Written by Patricia Aitken, firstname.lastname@example.org Friday, 28 March 2014 00:00
The Department of Environmental Conservation (DEC) held a public meeting at the Locust Valley Library to discuss the possible remediation plans for the former Mill Neck Bay Marina property. The meeting was well attended by local residents, as well as Tara Butler Sahai of Assemblyman Chuck Lavine’s office, Mayor Doug Watson of the Village of Bayville, Nassau County Legislator Don McKenzie, representatives from the Town of Oyster Bay and local civic organizations, as well as Harvey Weisman, one of the owners of the property. Friends of the Bay was represented by Executive Director Paul D’Orsay, Board President Barry Lamb, and board member Matt Meng.
Bob Corcoran, of the Division of Environmental Remediation of the DEC, explained the Proposed Remedial Action Plan (PRAP) for the property, which includes results of soil and sediment testing and provides a characterization of the site and an assessment of current conditions.The site is 1.9 acres, and is currently divided into nine tax parcels, with space set aside for an extension of Meadow Lane through the middle of the property, which would provide access to all the parcels. At this point in time, the site is zoned for single family residential use. The marina, which operated until 2001, was given a special use variance to operate there. The marina pre-dated the current Town of Oyster Bay zoning.

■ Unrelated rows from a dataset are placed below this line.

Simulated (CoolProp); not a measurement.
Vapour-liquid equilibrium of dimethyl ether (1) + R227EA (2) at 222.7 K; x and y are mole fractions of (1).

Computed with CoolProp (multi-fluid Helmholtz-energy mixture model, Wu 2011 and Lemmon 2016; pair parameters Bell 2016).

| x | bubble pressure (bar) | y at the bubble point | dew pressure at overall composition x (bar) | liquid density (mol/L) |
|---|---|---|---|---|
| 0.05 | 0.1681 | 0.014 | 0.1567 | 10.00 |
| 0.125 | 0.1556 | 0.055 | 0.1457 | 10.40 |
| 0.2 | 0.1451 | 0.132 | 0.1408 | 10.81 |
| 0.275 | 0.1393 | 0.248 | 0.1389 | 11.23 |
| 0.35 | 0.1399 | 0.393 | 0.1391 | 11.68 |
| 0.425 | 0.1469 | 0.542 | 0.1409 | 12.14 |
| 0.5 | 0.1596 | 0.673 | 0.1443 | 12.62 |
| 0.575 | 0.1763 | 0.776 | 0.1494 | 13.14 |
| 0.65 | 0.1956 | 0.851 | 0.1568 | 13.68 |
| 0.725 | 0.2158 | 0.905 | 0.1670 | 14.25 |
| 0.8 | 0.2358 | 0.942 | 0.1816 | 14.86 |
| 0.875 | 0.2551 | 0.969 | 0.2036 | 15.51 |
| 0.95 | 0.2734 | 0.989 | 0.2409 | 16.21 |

The DEC found 21 metals at the site. Most of these metals are naturally occurring; however, five metals, including arsenic, mercury, lead, copper and cadmium, are present at higher levels than would be allowed if the site were to be restored for single family residential use. They would be acceptable for commercial use. Corcoran explained this by giving the example that if used for homes, homeowners would be digging into the ground to plant trees, or other kinds of activities that would disturb the soil, whereas commercial uses would not. He went on to say that the groundwater at the site has not been contaminated.
The zoning is an important consideration, as the DEC is required to see that the property is rezoned to the current land use conditions. According to a DEC factsheet distributed at the meeting, “The remedial objective for this site is to achieve residential use soil cleanup standards. This can be accomplished with the removal of all surface and subsurface soil which exceeds the residential use soil cleanup objectives.”
Estimated costs for this cleanup range from a high of $2,100,000 to achieve pre-disposal conditions, $1,600,000 for residential use, $353,000 for restricted residential use or $60,000 if the site was rezoned to commercial use. There were many questions from audience members as to who would pay for this cleanup, and what are the alternatives.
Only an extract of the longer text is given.